At the hearing, the defense analysts told the U.S. House Armed Services’ Seapower and Projection Forces Subcommittee that the Pentagon should begin a massive arms build-up, including additional nuclear submarines, for a possible war with China.

“Chinese leaders are ambitious and they are moving toward great power status,” Seth Cropsey, a senior fellow at the D.C.-based Hudson Institute, said according to DoD Buzz. “The U.S. is not taking this possibility as seriously as it should.”

To respond to this threat, he added, the U.S. needs to develop a detailed war plan involving U.S. military assets.

Jim Thomas, the vice president and director of studies at the Center for Strategic and Budgetary Assessments, pointed out that China’s military spending has increased nearly threefold in the past ten years, from a conservative $45 billion in 2003 to at least $115 billion currently.

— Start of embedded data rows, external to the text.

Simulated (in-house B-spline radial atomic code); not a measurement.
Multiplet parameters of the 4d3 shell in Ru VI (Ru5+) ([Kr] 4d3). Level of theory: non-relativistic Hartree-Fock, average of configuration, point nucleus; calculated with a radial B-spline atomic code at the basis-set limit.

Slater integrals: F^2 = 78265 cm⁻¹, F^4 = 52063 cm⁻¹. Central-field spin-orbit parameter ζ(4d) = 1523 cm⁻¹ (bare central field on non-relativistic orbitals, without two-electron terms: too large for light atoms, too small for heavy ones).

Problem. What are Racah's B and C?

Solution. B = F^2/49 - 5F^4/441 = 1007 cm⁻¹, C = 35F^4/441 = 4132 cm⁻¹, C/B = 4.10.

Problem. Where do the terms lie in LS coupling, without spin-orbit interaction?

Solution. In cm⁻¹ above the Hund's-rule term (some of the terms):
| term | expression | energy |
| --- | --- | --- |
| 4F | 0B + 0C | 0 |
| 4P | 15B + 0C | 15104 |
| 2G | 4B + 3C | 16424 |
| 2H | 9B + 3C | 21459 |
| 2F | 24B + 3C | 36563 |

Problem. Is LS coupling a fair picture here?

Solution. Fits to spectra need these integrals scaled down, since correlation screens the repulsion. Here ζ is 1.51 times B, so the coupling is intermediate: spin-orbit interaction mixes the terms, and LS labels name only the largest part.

“A decade ago China was reliant upon Russian assistance in its armaments, but is now increasingly shifted toward indigenous design and production,” he stated. “It is rapidly building up a modernized submarine force and its advanced guided missile destroyers represent a major improvement in fleet air defenses.”

Rep. Randy Forbes (R-VA), the chairman of the subcommittee, said that this modernization is “emboldening the Chinese government to exert their interests by bullying their neighbors and pushing back the United States in the Asia Pacific region.”

Although this week’s hearing included demands to enlarge the already massive military-industrial complex, the rapid increase of war tensions in Asia cannot be denied.

On Dec. 9, a former Chinese Ambassador to the United Nations, Sha Zukang, said that a current territorial dispute between China and Japan, of which the U.S. and South Korea are also involved, could lead to World War III.

“If China started a war with Japan, it would be much larger than both the Sino-Japanese War and World War II,” he said to the China Times.

Earlier, on Nov. 23, the Chinese government announced it would enforce new air traffic restrictions inside a self-declared Air Defense Identification Zone which includes most of the East China Sea.

This controversial Chinese ADIZ not only overlaps the ADIZs of Japan and South Korea but also includes the Senkaku Islands, the aforementioned territory in dispute between China and Japan.

The U.S. military did not change its flight operations to comply with China’s new ADIZ but the White House did ask U.S. civilian airliners to notify China when they fly through the zone.

In response, Chinese warships tried to stop the USS Cowpens, a guided missile cruiser, as it sailed through international waters inside the ADIZ on Dec. 5.

A Navy spokesman said that the Cowpens had to maneuver in order to avoid a collision.

Given these unprecedented confrontations, it is definitely possible that the military tensions in Asia could erupt into an all-out war between the U.S. and China, perhaps even a nuclear World War III.